Method: Socio-technical systems theory is based on two underlying assumptions: (a) organizational performance can be improved by allowing lower level employees to assume more responsibility for their efforts, and (b) employees will become more responsible and self-directed as their positions offer opportunities to fulfill important psychological needs, such as learning, growth, self-esteem and significance in their working lives. An organization's internal environment has social and technical subsystems, as well as physical design and work settings, which act together to influence and produce the intended outcome (product or service). The social subsystem is comprised of the people who work in the organization and the relationships among them, whereas the technical subsystem of an organization consists of the tools, techniques, procedures, skills, knowledge, and devices used by members of the social subsystem to accomplish tasks of the organization. The major objective of the STS theory approach to organizational change is to optimize jointly the organizational goals and the needs of the employees—an approach significantly different from job satisfaction, which is based on employees’ likes and dislikes, a function of personality which employers can do little to change.

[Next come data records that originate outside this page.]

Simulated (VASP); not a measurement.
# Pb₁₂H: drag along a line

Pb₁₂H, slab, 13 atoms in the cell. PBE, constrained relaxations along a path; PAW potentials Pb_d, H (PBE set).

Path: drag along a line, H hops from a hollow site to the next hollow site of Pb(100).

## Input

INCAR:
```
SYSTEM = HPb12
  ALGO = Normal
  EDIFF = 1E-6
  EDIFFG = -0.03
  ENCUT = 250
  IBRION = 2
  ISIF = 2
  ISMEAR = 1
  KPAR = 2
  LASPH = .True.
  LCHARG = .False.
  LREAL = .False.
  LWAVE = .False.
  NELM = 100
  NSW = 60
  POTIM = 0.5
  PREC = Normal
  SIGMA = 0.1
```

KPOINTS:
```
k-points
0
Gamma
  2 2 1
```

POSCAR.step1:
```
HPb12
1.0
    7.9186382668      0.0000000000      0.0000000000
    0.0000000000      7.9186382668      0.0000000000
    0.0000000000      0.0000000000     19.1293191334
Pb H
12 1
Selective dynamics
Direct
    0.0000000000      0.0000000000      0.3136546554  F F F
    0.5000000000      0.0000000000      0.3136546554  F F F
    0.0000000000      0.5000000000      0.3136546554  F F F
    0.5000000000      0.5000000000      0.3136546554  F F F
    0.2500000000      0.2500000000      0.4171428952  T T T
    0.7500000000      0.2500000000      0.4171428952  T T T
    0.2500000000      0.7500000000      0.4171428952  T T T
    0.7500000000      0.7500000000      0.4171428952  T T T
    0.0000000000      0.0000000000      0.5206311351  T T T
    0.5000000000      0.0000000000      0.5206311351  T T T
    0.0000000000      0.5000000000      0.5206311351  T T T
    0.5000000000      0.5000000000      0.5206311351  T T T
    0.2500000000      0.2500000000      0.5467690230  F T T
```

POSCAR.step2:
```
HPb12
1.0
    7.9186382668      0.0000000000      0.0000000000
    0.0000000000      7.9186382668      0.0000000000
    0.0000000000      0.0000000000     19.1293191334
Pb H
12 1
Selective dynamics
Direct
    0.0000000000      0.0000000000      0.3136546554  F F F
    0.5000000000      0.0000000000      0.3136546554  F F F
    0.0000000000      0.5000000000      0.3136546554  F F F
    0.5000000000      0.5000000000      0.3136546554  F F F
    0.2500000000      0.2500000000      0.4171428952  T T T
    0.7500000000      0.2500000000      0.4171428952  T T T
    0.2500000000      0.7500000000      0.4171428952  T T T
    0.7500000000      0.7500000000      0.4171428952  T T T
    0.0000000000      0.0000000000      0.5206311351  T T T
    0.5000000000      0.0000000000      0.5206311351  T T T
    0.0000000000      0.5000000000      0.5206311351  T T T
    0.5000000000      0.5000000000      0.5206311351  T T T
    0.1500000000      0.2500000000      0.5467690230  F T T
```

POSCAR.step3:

The network of relationships defined by STS theory and prior conceptualizations of QNWL implicitly define and identify characteristics of a quality work environment as defined by nurses for nurses (Attridge & Callahan, 1990). Leading to quality of nursing work life begins by being defined as the degree to which registered nurses are able to satisfy important personal needs through their experiences in their work organization while achieving the organization's goals (Brooks, 2001). The four dimensions that underlie QNWL are: 1) work life-homelife; 2) work design; 3) work context; and 4) work world (Baumann & O’Brien-Pallas, 1993; O’Brien-Pallas, Baumann, & Villeneuve, 1994).

Methods: These dimensions along with a synthesis of empirical referents gleaned from prior work resulted in the development of Brooks’ Quality of Nursing Worklife Survey. The survey has now been used in 30 countries and translated into five languages.

Results: This session will review the origins of the survey.

Conclusion: A number of Human Resources strategies can be used to improve the quality of nursing worklife in select countries.